ByAnonymous, Anonymous
By Giles MacDonogh
Constable, £20
Few would disagree with Giles MacDonogh’s assertion that 1938 was a year of “cataclysmal [sic] change” for Germany. At the beginning of the year, Hitler was in firm control but the army still wielded considerable independence, Germany lay within the borders laid down by the Treaty of Versailles, and its Jews, though barred from public life, retained their property and, in the author’s words, “continued to lead relatively normal lives” — a disputable assertion.
By the end of the year, all that had changed utterly: Germany had annexed Austria and the Sudetenland and was poised to mop up the rest of Czechoslovakia; Hitler was in total command of the armed forces; and the Jews had suffered the full force of Nazi persecution, culminating in Kristallnacht in November and a huge increase in deportation to the newly built concentration camps. Perhaps, in the spirit of sardonic Jewish humour, MacDonogh should have titled his book Hitler: No More Mr Nice Guy.
MacDonogh takes us meticulously through that fateful year, day by day, month by month, to show how Hitler gradually consolidated his hold on all the levers of state power. His thesis is that, far from planning the way forward, Hitler was a consummate opportunist who seized on every chance opening to advance his cause, such as the scandals that hit the Minister of War, Blomberg, who married a prostitute, and the anti-Nazi head of the army, General von Fritsch, accused of homosexual dalliances. Both careers ended at the right moment for Hitler.
The ultimate gamble was, of course, Munich, which demonstrated that the Western powers had no stomach for a fight — as Ribbentrop had constantly reassured the more sceptical Führer.
Would that the chiefs of the German Army had possessed the same gambler’s instinct, as, disgusted by Hitler’s incompetence and dishonesty and appalled at the Nazis’ disastrous handling of the economy, they prepared a coup in the autumn only to have Chamberlain’s weakness pull the rug out from under their feet.
A major proportion of the book is devoted to the deteriorating situation of Central Europe’s Jews as 1938 progressed. Most of that terrible story will be familiar to this newspaper’s readers, which does nothing to lessen the frustration and outrage evoked — seven decades on — of the Nazi noose inexorably tightening.

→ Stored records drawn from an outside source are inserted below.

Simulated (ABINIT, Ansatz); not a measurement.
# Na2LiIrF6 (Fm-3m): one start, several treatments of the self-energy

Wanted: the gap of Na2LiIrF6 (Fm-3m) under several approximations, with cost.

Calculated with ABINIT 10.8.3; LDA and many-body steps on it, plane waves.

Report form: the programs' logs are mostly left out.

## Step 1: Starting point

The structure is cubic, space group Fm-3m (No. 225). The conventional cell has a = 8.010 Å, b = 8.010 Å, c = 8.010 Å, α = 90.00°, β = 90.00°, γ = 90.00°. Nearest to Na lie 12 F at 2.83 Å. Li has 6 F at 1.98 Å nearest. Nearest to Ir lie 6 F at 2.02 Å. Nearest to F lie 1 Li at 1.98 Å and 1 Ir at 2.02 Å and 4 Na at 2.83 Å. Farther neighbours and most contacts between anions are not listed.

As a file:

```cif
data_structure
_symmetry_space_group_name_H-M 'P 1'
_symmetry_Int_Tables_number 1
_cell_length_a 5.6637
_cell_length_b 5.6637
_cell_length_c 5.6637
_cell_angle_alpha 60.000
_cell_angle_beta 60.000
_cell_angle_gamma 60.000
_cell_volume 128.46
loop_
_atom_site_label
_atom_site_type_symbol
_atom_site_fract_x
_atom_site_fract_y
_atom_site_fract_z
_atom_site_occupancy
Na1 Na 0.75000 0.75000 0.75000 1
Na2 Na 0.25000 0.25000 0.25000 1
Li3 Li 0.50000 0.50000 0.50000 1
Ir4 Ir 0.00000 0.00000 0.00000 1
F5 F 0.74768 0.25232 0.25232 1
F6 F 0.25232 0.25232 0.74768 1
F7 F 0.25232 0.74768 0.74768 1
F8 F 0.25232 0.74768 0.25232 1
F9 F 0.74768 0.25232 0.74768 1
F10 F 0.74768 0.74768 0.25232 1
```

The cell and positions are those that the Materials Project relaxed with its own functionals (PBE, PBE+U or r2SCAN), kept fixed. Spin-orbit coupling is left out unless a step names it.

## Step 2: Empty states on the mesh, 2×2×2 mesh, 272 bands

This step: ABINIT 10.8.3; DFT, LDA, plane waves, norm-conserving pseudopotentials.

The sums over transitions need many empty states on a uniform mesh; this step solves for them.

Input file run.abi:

Surprise, too: it seems barely believable that Adolf Eichmann, of all people, was a keen supporter of Jewish emigration — albeit forced — to Palestine, until the sheer weight of numbers of Jews to be disposed led him to switch his focus to mass extermination.
MacDonogh marshals his material and his sources skillfully, and his interest in this side of the story of 1938 becomes clear in his Epilogue, where he reveals that his paternal grandfather’s family were wealthy, influential (and decidedly racy) Viennese Jews who were caught up in the events of that year.
Astonishingly, all but one of them managed to escape and rebuild their lives elsewhere, one long-term result of
which is this excellent and stimulating book.